Estimated Impact of the Stimulus Package on Employment and Economic Output

Under the American Recovery and Reinvestment Act of 2009 (ARRA), also known as the economic stimulus package, certain recipients of funds appropriated in ARRA (most grant and loan recipients, contractors, and subcontractors) are required to report the number of jobs funded through ARRA after the end of each calendar quarter. The law also requires CBO to comment on those reported numbers. A CBO report released this afternoon satisfies that requirement and under the law is required to be submitted no later than today. The report provides CBO’s estimates of ARRA’s overall impact on employment and economic output in the second quarter of calendar year 2010. The most recent estimates for the second quarter and beyond vary only slightly from those in our quarterly ARRA report released in May.

When ARRA was being considered, CBO and the staff of the Joint Committee on Taxation estimated that it would increase budget deficits by $787 billion between fiscal years 2009 and 2019. CBO now estimates that the total impact over the 2009–2019 period will amount to $814 billion. Close to half of that impact is estimated to occur in fiscal year 2010, and about 70 percent of ARRA’s budgetary impact will have been realized by the close of that fiscal year.
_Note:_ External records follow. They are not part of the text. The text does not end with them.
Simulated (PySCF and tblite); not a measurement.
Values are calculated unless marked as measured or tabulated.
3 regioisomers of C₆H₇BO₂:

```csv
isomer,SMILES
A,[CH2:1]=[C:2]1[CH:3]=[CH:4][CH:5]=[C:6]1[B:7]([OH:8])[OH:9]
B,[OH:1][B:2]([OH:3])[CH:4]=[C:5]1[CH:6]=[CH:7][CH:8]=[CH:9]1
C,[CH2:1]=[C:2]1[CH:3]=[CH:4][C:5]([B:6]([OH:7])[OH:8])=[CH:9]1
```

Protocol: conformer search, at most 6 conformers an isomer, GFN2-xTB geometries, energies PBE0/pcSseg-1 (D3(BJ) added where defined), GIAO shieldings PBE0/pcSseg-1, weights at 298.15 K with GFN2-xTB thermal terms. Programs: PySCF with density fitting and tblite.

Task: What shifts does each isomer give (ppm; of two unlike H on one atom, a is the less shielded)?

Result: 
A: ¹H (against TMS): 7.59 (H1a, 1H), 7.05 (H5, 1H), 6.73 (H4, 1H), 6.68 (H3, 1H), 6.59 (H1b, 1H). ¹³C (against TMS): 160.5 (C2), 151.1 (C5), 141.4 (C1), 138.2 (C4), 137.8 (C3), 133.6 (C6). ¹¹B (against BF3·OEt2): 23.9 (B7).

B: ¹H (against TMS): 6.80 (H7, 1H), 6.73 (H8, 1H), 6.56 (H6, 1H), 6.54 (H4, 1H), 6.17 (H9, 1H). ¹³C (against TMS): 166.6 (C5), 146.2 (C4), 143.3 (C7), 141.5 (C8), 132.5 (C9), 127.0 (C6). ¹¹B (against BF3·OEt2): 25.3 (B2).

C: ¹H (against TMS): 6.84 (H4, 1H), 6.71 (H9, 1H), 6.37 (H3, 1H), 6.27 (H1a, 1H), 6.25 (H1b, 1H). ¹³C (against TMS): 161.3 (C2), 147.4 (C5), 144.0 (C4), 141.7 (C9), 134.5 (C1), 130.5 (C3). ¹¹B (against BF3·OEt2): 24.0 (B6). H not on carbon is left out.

CBO’s Estimates of ARRA’s Impact on Employment and Economic Output

Looking at recorded spending to date as well as estimates of the other effects of ARRA on spending and revenues, CBO has estimated the law’s impact on employment and economic output using evidence about the effects of previous similar policies on the economy and using various mathematical models that represent the workings of the economy. On that basis, CBO estimates that in the second quarter of calendar year 2010, ARRA’s policies:

    * Raised the level of real (inflation-adjusted) gross domestic product (GDP) by between 1.7 percent and 4.5 percent,
    * Lowered the unemployment rate by between 0.7 percentage points and 1.8 percentage points,
    * Increased the number of people employed by between 1.4 million and 3.3 million, and
    * Increased the number of full-time-equivalent (FTE) jobs by 2.0 million to 4.8 million compared with what those amounts would have been otherwise. (Increases in FTE jobs include shifts from part-time to full-time work or overtime and are thus generally larger than increases in the number of employed workers.)

The effects of ARRA on output and employment are expected to gradually diminish during the second half of 2010 and beyond. The effects of ARRA on employment and unemployment are expected to lag slightly behind the effects on output; they are expected to wane gradually in 2011 and beyond.

Although CBO has examined data on output and employment during the period since ARRA’s enactment, those data are not as helpful in determining ARRA’s economic effects as might be supposed because isolating the effects would require knowing what path the economy would have taken in the absence of the law. Because that path cannot be observed, the new data add only limited information about ARRA’s impact.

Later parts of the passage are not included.